I was recently asked to give a speech about the Black community in my little town. The town is celebrating it's 200th birthday, and they wanted to acknowledge the storied history of the Black people in the area. So, they asked me to speak. I still can't figure out what made them do that, but I'm awfully glad they did. I guess because I'm a researcher now, I didn't feel right speaking about something of which I didn't know. I mean, I'm 34 years old. What do I know of the past 200 years in my town? So, I decided to ask a few questions.
My idea was to speak to my elders in an attempt to gather a bit of history about my community. I figured it would make it easier for me to speak about the town with some authority. What I got, though, was an education in life. See, old folks, like children, speak the unedited truth. They do it because they don't have to edit anymore. So when I asked them what my little town was like, they told me more than I asked. They told me how LIFE is supposed to be.

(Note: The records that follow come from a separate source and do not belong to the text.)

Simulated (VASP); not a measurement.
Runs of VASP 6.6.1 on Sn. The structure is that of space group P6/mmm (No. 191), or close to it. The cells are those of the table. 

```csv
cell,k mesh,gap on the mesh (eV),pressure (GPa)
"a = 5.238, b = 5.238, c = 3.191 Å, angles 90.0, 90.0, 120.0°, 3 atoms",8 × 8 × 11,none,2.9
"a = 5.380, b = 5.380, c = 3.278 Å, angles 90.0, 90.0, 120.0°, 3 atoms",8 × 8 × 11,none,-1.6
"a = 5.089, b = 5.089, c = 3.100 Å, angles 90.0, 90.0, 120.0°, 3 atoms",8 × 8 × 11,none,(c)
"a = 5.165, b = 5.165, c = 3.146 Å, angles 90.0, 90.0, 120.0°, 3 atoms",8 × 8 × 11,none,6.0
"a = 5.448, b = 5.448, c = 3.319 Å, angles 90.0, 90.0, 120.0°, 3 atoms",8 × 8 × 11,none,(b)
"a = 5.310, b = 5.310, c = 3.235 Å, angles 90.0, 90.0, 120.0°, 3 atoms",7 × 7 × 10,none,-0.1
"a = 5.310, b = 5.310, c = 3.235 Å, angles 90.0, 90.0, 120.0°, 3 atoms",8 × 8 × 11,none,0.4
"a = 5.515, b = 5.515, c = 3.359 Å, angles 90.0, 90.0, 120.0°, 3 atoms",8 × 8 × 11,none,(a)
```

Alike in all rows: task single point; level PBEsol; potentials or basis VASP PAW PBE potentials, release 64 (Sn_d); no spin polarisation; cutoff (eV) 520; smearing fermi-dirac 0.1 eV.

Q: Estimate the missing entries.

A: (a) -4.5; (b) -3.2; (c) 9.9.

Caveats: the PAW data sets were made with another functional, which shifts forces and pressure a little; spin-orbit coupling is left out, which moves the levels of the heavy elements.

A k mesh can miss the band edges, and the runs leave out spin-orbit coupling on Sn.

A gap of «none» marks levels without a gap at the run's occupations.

Eighty something year old Black folks have seen a different type of life. They've experienced things that we tend to try to forget ever happened. The very idea that there were jobs and areas, stores and restaurants that were off limits, not because of their means but because of their skin color, was outside of the scope of my understanding. But what was even more interesting to me was that they told these stories with such pride. The pain that they had endured didn't break them. It made them. They say that which does not kill you......Well these were some strong folk.
Being a relatively progressive soul, I have always thought of myself as knowledgeable. I have read my history. I have paid attention. I'm not afraid to say I know more than most about what my people have been through. But that's in the abstract. When you sit down with the people who were there, it changes the view a bit. Seeing tears in the eyes of a man who had endured racism as he pioneered in his work place. Seeing the joy in the face of an old lady speaking about the first Black doctor in her town. Hearing stories about not being served at a lunch counter. When you see it on TV, its like watching a movie. When you shake their hands, it touches you in a different way.
I am a part of that story. My father bought a home in an area that, before him, had never been open to Blacks. In fact, the neighbors even petitioned to buy the house from him. The guy next door put up a fence in the driving rain the night we moved in. As a kid, I never understood why they had lined that fence with grease. It took years to realize that it was so that my brother and I wouldn't climb over. We used to get into fights. We used to be called names. I always knew MY story. But after speaking to my elders, I knew that it wasn't really my story at all. It was our story. And in our story, my little part wasn't that bad. Before my father, it was unthinkable to live in the house that I took for granted as I grew up. My son truly has no idea that there are places in this town that have still never been home to Blacks. He has no reason to think that. But now I know he has reason and need to know it.
Knowing the story has changed me. It has given me a greater respect for my history, my elders, and my life. It has given me a brand new perspective on the state of my community. The bitterness, divisiveness, and entitlement that many of my peers feel is laughable when you consider the pride and connectedness that the elders felt in the face of odds my peers and I could scarcely imagine. Those folks put their heads down and made a way. No matter what. And because they did, I live a life that they could only imagine.
I don't know why they chose me to speak. I'm sure glad they did. I can only hope I did them justice. I can only hope I made them proud. If I live 80 years, I can only hope that I do as much for my community as those elders did for me. I've got work to do.